Tuesday, January 4, 2011

On Manhhod pt. 1 of ?

Out on my back porch, with a good cigar and and glass of scotch, I got to thinking about my life and about what makes me feel alive. As the cherry on the cigar started to burn my fingers and the 34 degree temperature bit at my face and hands I reminisced about the hard times when I have been tested. I remembered that being a man is dichotomy between the times when it is necessary to be steel and when is is necessary to be caring.

Many of the times when I have felt most alive have been when the odds are against me or when I could (maybe should) have been in danger for some reason. The thing about being a man in today's world is that so much of society wants us to not be what we are. Society tells us that all that we are is wrong, so much of what comes natural to us is seen by the current social order to be destructive and uncivilized. Men live in world where we walk the fine line between being creators and destroyers.

So begins a topic that I hope to explore at different points throughout the year. It should be an interesting ride.

2 comments:

  1. I grew up mostly in and around Northampton, basically feminist central. It's cool to see women growing into a more empowered definition of what it is to be a woman. Particularly adding in the "powerful" adjective. And it seems to me that (in progressive areas anyway) this has been largely successful in changing the general public's idea of what "woman" means.

    But then I think, what about the masculenist (masculist?) revolution? Perhaps this one is a little late it coming because our old stereotype wasn't as dis-empowering as the female one, but we need an upgrade all the same.
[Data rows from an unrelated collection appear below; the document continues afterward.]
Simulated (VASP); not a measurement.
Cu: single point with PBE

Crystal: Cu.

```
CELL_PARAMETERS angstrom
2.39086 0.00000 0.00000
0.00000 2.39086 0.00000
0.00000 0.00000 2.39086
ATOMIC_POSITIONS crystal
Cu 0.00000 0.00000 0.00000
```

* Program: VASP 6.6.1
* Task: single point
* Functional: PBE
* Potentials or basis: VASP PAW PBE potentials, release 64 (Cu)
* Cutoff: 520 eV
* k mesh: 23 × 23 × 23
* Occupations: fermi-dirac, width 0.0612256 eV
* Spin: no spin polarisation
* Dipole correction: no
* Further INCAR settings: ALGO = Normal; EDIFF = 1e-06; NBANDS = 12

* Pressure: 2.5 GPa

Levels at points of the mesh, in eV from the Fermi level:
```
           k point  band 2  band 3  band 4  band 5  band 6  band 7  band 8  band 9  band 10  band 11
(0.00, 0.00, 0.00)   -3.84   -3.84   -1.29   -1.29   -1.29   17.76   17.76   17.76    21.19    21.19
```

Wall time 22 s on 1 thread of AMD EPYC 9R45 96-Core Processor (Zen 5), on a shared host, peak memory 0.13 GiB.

    Most men grow up being harassed pretty severely for anything they do/say/wear that isn't near the macho/heterosexual extreme. What's the message there, something like "be strong, don't show fear, be the bread winner."
    A lot of men are reconsidering. I assume that most of them are discovering that it's not so much the being strong or winning or that kind of stuff that really matters, but rather to what extent they've figured out what really matters to them, what they really want to do, and are doing it.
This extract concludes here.